If there is no demand pending against the assessee  the asseseee can request for adjustment of cash seized against VVS liability . One may refer the judgement in Sicom Ltd v. DCIT ( Bom) (HC) www.itatonline .org the court held that the burden is on the revenue to grant the refund . The honourbale court directed the Registrar of High Court to forward copy of order to the PCIT , and chairperson of CBDT . 

 

Query

NO CASE FILED IN COURT OR NOTICE FROM COURT -BUT ON RECORD OF ASSESSEE ONLY LETTER FROM CIT FOR PROSECUTION –WHETHER HE CANOPT FOR VSV

Answer

Yes. He can opt for VSVA. This has been clarified under Q. 22 vide CBDT Circular 7/2020 dated March 4, 2020 and also Circular No 9 of 2020 dt 22-04- 2020 also once again clarified that   the assessee will be eligible to avail the benefit of the Scheme .

Query

IN original assessment under section 143(3) AO rejected books of account and estimated net profit @10 of turnover . On appeal CIT reduced the deemed profit from 10@ to 6 @ of turnover. Both assessee and department in appeal before ITAT . Now what is disputed tax and amount payable under Vivad se Vishwas scheme.

Answer

As we understand, there is an assessee appeal against addition of 6 percent turnover and there is a departmental appeal on the addition of 4 percent of turnover.

The assessee is at liberty to settled the assessee’s appeal under VSVA or the Departmental appeal or both. The departmental appeal will be settled at 50 per cent of disputed tax amount.

Query

A penalty u/s 271D has been imoposed and order served upon the assessee on 25.01.2020. The time to file appeal against such order as on specified date is not expired.

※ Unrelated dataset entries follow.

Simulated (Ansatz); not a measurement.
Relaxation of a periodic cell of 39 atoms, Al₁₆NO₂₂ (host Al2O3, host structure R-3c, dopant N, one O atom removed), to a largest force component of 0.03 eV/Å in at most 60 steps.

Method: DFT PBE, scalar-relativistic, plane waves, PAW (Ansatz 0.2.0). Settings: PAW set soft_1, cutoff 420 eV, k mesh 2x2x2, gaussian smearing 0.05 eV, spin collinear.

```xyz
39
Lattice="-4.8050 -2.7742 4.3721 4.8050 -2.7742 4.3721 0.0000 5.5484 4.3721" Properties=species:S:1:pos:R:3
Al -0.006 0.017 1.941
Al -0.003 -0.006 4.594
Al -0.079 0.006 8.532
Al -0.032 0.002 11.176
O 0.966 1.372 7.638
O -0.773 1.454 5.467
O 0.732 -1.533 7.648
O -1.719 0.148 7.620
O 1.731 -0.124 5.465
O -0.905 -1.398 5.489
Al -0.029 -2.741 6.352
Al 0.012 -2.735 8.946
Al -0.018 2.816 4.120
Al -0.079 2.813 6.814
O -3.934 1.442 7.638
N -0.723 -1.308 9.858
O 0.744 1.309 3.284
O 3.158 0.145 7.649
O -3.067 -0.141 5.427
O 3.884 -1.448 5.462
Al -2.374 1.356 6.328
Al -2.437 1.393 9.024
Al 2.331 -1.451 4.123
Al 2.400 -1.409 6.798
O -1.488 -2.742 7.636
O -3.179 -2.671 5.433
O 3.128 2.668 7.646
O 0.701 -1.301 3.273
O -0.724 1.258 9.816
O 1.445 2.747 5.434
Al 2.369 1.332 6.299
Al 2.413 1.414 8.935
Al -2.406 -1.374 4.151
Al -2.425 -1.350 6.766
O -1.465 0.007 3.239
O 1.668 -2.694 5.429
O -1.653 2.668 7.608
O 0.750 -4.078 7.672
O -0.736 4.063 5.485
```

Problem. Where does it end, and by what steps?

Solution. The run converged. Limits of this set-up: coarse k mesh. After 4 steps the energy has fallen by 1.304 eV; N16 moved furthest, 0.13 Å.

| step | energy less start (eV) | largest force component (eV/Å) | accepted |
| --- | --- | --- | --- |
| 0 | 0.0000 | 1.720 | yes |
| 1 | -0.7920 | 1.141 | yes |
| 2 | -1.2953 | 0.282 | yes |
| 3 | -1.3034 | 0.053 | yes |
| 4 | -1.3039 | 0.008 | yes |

As per section 2 ‘disputed tax’ and ‘disputed penalty’ have been defined differently. While disputed tax includes cases where the order is served upon the assessee before the specified date i.e. 31.01.2020 and the time to file appeal against such order is not expired but it is not so in the case of disputed penalty.

Circular issued by CBDT wherein some FAQs are there and Question 20 relates to penalty which states that where there is an appellate order passed by the CIT (A) and the time to file appeal before ITAT is not expired such case is covered.

Relevant definitions and FAQ are reproduced herein below for ready reference.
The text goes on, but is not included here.